Saturday, 19 September 2015

Explore the ways in which Keats depicts power in 'La Belle Dame Sans Merci.'


Explore the ways in which Keats depicts power in 'La Belle Dame Sans Merci.' 

The poem La Belle Dame Sans Merci is a ballad, a medieval genre which John Keats revived making his poem simple. by using this form Keats is able to make his poem accessible for people to understand leading him to speak to his audience and place his views across. The poem is about a knight who is on the verge of death, the poem isn't explicit about why the knight is dying. However, it is left partly to our imagination. Ultimately, the poem is about the dangers of obsession and fixation. La Belle Dame Sans Merci was written towards the end of Keats's life, after his brother Tom died of tuberculosis but before Keats found out he too was dying of tuberculosis. During Keats life he had suffered and lost many important things and has experienced many tragic losses which he portrays in his poetry. He wrote this poem in 1819 and it was published in 1820. Keats depicts power in many ways throughout La Belle Dame Sans Merci, he uses the characters to represent different aspects of living during that time he witnessed.

First of all, the protagonist who is the knight is shown as weak with the first stanza. As the reader we can automatically see something is wrong with the knight as he is 'alone and palely loitering?' The knight doesn't fulfil the traditional chivalric idea of a knight as he is 'pale.' With the use of 'loitering' this could suggest he doesn't know what to do with no direction in life. The consonance of the L sound makes the line sound musical, drawing attention to the words. Keats uses the character of the knight to symbolise himself as he wrote this poem after his brothers death as he would of felt many strong emotions and felt like he didn't belong in society. The knight is weak in the poem as the narrator is asking all the questions and its not until stanza 4 where the knight actually speaks reflecting the powerlessness he has. Keats uses flower imagery  to describe the knight. 'I see a lily on thy brow' this metaphor suggesting how haggard the knight looks, it also conveys his paleness. The lily is also the flower associated with death and therefore contributes to the deathly feel of the poem.
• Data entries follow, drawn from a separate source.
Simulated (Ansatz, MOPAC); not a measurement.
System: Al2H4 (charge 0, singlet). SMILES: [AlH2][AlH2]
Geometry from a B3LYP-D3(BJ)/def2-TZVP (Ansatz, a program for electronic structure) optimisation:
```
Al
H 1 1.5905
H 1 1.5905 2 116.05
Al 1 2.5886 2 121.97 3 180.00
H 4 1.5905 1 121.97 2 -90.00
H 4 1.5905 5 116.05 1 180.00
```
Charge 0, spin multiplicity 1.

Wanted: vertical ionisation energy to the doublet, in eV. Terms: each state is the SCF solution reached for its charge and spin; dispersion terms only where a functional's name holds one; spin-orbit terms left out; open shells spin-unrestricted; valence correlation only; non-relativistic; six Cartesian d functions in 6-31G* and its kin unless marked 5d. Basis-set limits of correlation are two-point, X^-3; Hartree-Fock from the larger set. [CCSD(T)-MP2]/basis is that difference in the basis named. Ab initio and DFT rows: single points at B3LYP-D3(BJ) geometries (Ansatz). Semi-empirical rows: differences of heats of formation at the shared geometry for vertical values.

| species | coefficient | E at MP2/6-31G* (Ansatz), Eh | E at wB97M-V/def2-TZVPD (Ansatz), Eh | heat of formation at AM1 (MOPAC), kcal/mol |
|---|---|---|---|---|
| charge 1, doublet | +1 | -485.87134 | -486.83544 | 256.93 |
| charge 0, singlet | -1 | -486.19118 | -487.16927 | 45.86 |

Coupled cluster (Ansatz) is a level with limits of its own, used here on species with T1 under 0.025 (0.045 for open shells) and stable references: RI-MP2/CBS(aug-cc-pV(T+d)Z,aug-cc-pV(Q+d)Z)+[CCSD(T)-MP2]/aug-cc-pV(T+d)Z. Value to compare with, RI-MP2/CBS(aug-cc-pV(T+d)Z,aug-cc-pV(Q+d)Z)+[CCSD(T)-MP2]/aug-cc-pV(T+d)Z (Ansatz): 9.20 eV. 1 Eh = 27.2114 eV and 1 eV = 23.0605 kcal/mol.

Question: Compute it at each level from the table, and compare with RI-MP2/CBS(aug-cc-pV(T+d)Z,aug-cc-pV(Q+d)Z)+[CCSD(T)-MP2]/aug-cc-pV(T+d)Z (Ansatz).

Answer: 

Keats depicts power  through the use of the narrator in the poem who is a powerful character. The narrator takes control of  the poem however nameless, is still able to frame the narration. The narrator starts the poem with a question  'O what can ail thee. Knight- at- arms' which then is repeated in the second stanza as the knight doesn't answer immediately. Therefore, the unnamed narrator has to repeat the question due to voiceless knight. The effect of the dysfunctional communication could represent the poet as the speaker and poetical inspiration as the knight who is has lost its voice and lost its inspiration as in the days where Keats was writing, inspiration was very little. However, Keats then finds Spenser which is his inspiration and this is represented when the knight replies, as it's Keats finding his inspiration. The narrator also describes the knights appearance by using the adjectives 'haggard' meaning tired looking and 'woe- begone' meaning the knight is obviously sick and depressed and these words describe the knight which highlights how deathly and drawn he looks.


The title of the poem translates into a beautiful women without mercy, suggesting she is powerful due to the fact she has no mercy. We met the fairy lady in the story, where the knight 'made a garland for her head/ And bracelets too, and fragrant zone.' However in the next stanza 'I set her on my pacing steed,/ And nothing else saw all day long.' The knight thinks he has control and power over her as she sat on his horse however this could be sexual connotations. The knight is so absorbed with his erotic encounter with this fairy lady that he saw nothing else for 'all day long.' She was able to hypnotise him with her beauty suggesting she has the power. Similarly in the next stanza the fairy lady is feeding the knight 'she found me roots of relish sweet,/ And honey wild, and manna dew' Keats is suggesting she holds the power over the knight as she is able to provide for him.